By Jerry Breeden - The Trucker
Posted Mar 27th 2008 1:58AM

Roger_Price.jpgProfessional trucker Roger Price may not be the original eternal optimist, but his outlook on life in general and his career in particular reflect an uplifting attitude that puts him somewhere near the top of the list of all-time positive thinkers.

During an interview at a Central Arkansas truck stop recently, Price told The Trucker that he was in between jobs and had been for several days.

He didn’t elaborate about why he was unemployed at the time, but he spoke with confidence about his future.

“Oh, I’ll have a job by the end of the day,” Price predicted. “In fact, I should be getting a call-back any minute now.”

While he waited, he talked about his life and career.

He smiled and said he has lived his entire life in “Texarkana, the good one … the one in Arkansas, not the one in Texas. There’s a lot of rivalry, especially when it comes to high school sports, between the two high schools.

“It’s a somewhat heated rivalry, too, especially when you’re talking about football, but it’s  a healthy rivalry and it’ll probably continue long after I’ve left this planet,” he said, still smiling.

Price said he’s been a trucker “for at least 20 years.” He said he had wanted to be a professional driver “for as long as I can remember. My dad was a trucker and so was my older brother. I guess it just sort of rubbed off on me.”

His father never had to ask Price twice when he invited him to accompany him on a ride-along.

“I was always ready to go,” Price recalled. “I remember one trip when I was about four or five years old. We were up in the mountains of Colorado. Dad, of course, was behind the wheel and I was in the sleeper berth, when, all of a sudden this humongous mule deer came crashing through the windshield of the truck. Let me tell you, you never forget something like that.

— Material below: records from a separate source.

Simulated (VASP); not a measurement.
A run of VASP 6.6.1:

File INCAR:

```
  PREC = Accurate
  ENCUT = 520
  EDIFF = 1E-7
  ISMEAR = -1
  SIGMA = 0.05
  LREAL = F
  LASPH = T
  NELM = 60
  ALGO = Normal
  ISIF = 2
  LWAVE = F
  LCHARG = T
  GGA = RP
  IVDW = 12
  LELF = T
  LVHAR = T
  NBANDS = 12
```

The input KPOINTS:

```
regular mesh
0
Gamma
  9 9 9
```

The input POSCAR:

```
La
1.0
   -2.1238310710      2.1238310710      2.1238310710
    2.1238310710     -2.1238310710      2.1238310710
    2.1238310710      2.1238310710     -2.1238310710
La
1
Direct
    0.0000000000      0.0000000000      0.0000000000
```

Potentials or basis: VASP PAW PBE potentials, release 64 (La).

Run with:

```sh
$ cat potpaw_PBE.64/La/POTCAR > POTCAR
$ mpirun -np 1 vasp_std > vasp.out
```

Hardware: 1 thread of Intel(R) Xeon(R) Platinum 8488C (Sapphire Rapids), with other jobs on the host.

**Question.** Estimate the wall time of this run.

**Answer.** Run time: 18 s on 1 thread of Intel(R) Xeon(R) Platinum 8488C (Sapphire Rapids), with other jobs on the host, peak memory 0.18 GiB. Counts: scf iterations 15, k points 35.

“Fortunately, neither my dad nor I was hurt, but, needless to say, the deer didn’t survive,” he said. “As a matter of fact, we still have that old buck’s head hanging up in the house.”

Price continued, pointing out that “it wouldn’t be too much of a stretch if you were to say that it was the mule deer that was killed by a buffalo. How’s that? Well, dad was driving an old Buffalo truck at the time.”

“They didn’t make very many of them,” he added, “but they sure were one tough truck.”

Price’s appreciation of the world around him, no matter where he may be at any given moment, no doubt was fostered by the experiences he had during those early days of riding along with his father.

“Trucking,” he said, “opens up all kinds of doors. It allows you to see all kinds of things you probably wouldn’t get to see otherwise. I’ve seen thousands of things and places that I know I wouldn’t have gotten to see had I not become a truck driver.

“It also puts you in contact with a lot of interesting people all over the country,” he said. “There aren’t very many other professions that offer as much as trucking does.”

But make no mistake; there are a couple of things that Price wishes weren’t part and parcel with the job.

“For one,” he said, “I think we have too darn many weigh stations. We have them going into and out of every state in the Union and there’s a lot more of them in between, too.

“Having them where you enter and where you leave a state might be OK,” he added, “but to have one pop up every 20 or 30 minutes is a bit too much, in my opinion.”

Something else he dislikes is “the Hours of Service regulations. I remember when you could drive until you got tired, pull over, get some sleep, wake up and get back on the road without someone telling you when you could and when you couldn’t do your job. But that’s the way it is nowadays. It’s something you have to do. You either run legal or you’ll not run at all today.”

Price said he would “definitely” recommend trucking to someone looking for a rewarding career in today’s job market. And he qualified that statement by adding, “but I would tell them to make absolutely sure that they have a good foundation at home, first and foremost. And, if at all possible, talk your spouse into getting his or her CDL and becoming a co-driver with you.”

He said he would also encourage a prospective newcomer to “enroll in a good driver’s training school, keeping in mind at all times that you never get to the point where you can stop learning.”

“When you get to that stage in your career that you think you know it all, you’re treading on dangerous ground,” said Price. “When that happens, you could be setting yourself up for a major accident and you could kill yourself or someone else. I’ve been at if for a lot of years and I learn something new everyday.”

Now a company driver exclusively, Price at one time was an owner-operator. But that, he said, changed dramatically “when the cost of diesel started going up faster than my profit margin. When I first started, fuel was about 65 cents a gallon; today I noticed that it’s at $3.55 and climbing. It’s a crying shame, too, because, in the end, it has to be the customer who winds up paying for it.”

Price is a divorced father of two and has six grandchildren. When he isn’t on the road, he enjoys spending time with his kids and grandkids.

“I also like to fish and hunt,” he said. “And I make Indian jewelry and do beadwork. Plus, I like doing nature photography. I carry my camera with me everywhere I go.

“You never know when that picture of a lifetime might present itself and I, for one, want to be ready,” Price said.

Unfortunately, he didn’t have one with him the day that monster of a mule deer decided to challenge his dad’s old Buffalo.